T20 WORLD CUP 2024

South Africa home, almost alone

The runners-up's return home was in stark contrast to World Cup champions India
The runners-up's return home was in stark contrast to World Cup champions India ©AFP

Four hours after Rohit Sharma's squad and the Men's T20 World Cup trophy were scheduled to be received by Narendra Modi in Delhi on Thursday, South Africa's returnees from the tournament presented themselves to their country's acting deputy director general from the department of sport, arts and culture in Johannesburg.

The Indians got the prime minister himself, the South Africans some lowly functionary. Correction: some acting lowly functionary. Nothing illustrated the gulf between winning and losing the final, at Kensington Oval in Bridgetown, Barbados on Saturday, as aptly as the stature of the respective suits on hand to greet the players.

And that despite the teams having been separated by a scant seven runs. Only India's five-run win over Pakistan in the inaugural edition of the tournament in 2007 was tighter, and Saturday's decider was one of only three of the nine that have gone into the final over.

"Although [South Africa] fell short at the end, they made us immensely proud," Rihan Richards, CSA's president, told a press conference. "True victory lies in the quality of the competition, not merely the final score."

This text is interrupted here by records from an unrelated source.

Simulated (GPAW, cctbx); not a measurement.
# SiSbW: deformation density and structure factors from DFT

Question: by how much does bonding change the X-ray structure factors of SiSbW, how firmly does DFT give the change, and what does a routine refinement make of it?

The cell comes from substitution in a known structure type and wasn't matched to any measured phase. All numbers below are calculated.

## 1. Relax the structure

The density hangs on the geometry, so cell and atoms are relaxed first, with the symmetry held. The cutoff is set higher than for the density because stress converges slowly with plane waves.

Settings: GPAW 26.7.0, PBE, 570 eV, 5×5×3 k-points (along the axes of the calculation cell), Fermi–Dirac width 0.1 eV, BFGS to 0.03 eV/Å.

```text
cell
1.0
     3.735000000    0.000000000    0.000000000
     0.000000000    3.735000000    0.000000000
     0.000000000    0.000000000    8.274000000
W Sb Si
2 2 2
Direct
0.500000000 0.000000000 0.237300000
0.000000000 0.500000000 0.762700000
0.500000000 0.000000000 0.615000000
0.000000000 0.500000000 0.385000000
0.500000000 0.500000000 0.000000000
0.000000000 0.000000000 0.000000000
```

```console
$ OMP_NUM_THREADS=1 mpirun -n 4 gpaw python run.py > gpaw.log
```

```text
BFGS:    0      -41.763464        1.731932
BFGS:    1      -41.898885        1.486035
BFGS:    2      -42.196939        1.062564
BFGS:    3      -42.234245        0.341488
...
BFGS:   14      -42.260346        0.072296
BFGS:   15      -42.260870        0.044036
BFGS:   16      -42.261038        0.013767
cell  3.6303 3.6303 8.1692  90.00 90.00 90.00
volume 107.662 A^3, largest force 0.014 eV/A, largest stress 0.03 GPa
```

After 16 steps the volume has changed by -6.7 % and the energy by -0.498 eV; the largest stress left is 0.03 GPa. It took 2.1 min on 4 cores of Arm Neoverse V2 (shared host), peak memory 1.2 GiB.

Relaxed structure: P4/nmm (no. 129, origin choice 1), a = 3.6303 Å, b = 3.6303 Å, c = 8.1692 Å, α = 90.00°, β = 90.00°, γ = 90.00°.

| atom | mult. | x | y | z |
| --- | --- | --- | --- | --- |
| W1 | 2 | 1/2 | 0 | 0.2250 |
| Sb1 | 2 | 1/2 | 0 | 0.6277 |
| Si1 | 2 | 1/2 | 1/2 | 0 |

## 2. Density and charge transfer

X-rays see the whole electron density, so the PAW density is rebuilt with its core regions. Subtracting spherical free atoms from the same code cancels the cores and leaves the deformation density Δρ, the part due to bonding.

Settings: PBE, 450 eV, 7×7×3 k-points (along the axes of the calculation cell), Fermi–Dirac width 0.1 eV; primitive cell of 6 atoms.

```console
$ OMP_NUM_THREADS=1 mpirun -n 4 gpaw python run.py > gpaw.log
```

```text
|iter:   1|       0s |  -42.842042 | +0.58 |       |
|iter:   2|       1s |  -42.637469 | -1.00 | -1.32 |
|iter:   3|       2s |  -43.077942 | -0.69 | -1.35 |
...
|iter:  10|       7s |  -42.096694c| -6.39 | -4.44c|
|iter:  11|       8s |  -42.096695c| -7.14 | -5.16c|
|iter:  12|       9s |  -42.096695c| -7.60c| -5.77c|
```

Good luck telling that to prime ministers, acting functionaries and the rest of us. Winners are winners and losers are losers, and the margin doesn't matter. Did it make a difference that the South Africans were beaten by a team that included modern greats like Virat Kohli and Jasprit Bumrah?

"I think you could tell by the emotions of the players on the field that it probably didn't," Rob Walter said. "To lose that way always hurts. When margins are small you're always reflecting on what might have been."

What might have been was unprecedented, and still is. South Africa looked on their way to winning the only Men's World Cup final they had reached when they needed 30 runs off the last 30 balls with six wickets in hand and Heinrich Klaasen and David Miller well set at the crease. Did what happened in those five overs count among this team's infamous failures to nail down victory under pressure?

"I do believe South Africa will have to win a World Cup for everyone to stop talking about choking," Walter said. "It seems that tag will follow us until the trophy is lifted."

The next opportunity to put something in the cabinet will be at the Champions Trophy in Pakistan in February and March next year. But it's World Cups that matter most, and the T20 version will be contested again in Sri Lanka and India in 2026. The 2027 ODI World Cup will be played in South Africa, Zimbabwe and Namibia.

South Africa's chances in 2026 would be better if Quinton de Kock was still in the mix. He scored two half-centuries in nine innings at the T20 World Cup and was his team's highest run-scorer. But De Kock has retired from the other formats, and Walter spoke in December about how he had to talk the left-hander out of quitting completely after last year's World Cup in India. What had Walter heard from De Kock after Saturday?

"Quinny's an enigma. He hasn't officially called time, so we have that little glimmer of hope that sits in the background. He has high standards and has dreamed about a World Cup win for a long time. Whether we see him again, time will tell. It wasn't the right time after the final to have that conversation. So let me leave it at saying your guess is as good as mine."

But South Africa can continue to count on Miller, who posted on social media after the final: "Contrary to reports I have not retired from T20 international cricket. I will continue to be available for the Proteas. The best is yet to come."

De Kock was not on hand to answer the question himself. He and eight of his South Africa squadmates - and two of the three travelling reserves - had remained in the northern hemisphere to play in the MLC. Two more had travelled to Sri Lanka for the LPL. The MLC commences on Friday while the LPL started earlier this week on July 01, Monday.

Only Keshav Maharaj and Ottneil Baartman were around to avail themselves for one-on-one chats with attendant reporters. They did so at CSA's offices, which were exponentially less festive and less populated than the Wankhede and the streets around it in Mumbai - where the trophy and the triumph it symbolised were due to be shared with thousands of India's fans later on Thursday.

Had South Africa won the final, "all players and management" would have been present for a press conference at the Wanderers in Johannesburg on Wednesday, according to scenario planning sent to the media on Friday. An hour of "fan meet-and-greet" was set for the Wanderers on Wednesday afternoon, with a "Champion Trophy Tour" tentatively scheduled to start on Friday.

How any of that would have been possible given most of the players' league commitments is difficult to fathom. Saturday's result put paid to that agenda. And then came Hurricane Beryl, which forced the South Africans to flee the scene of their disappointment with something approaching indecent haste.

Given all that, maybe the acting deputy director general from the department of sport, arts and culture was a good fit for Thursday's occasion. If you are going to have to put up with meeting a suit in those circumstances, better that they're lowly.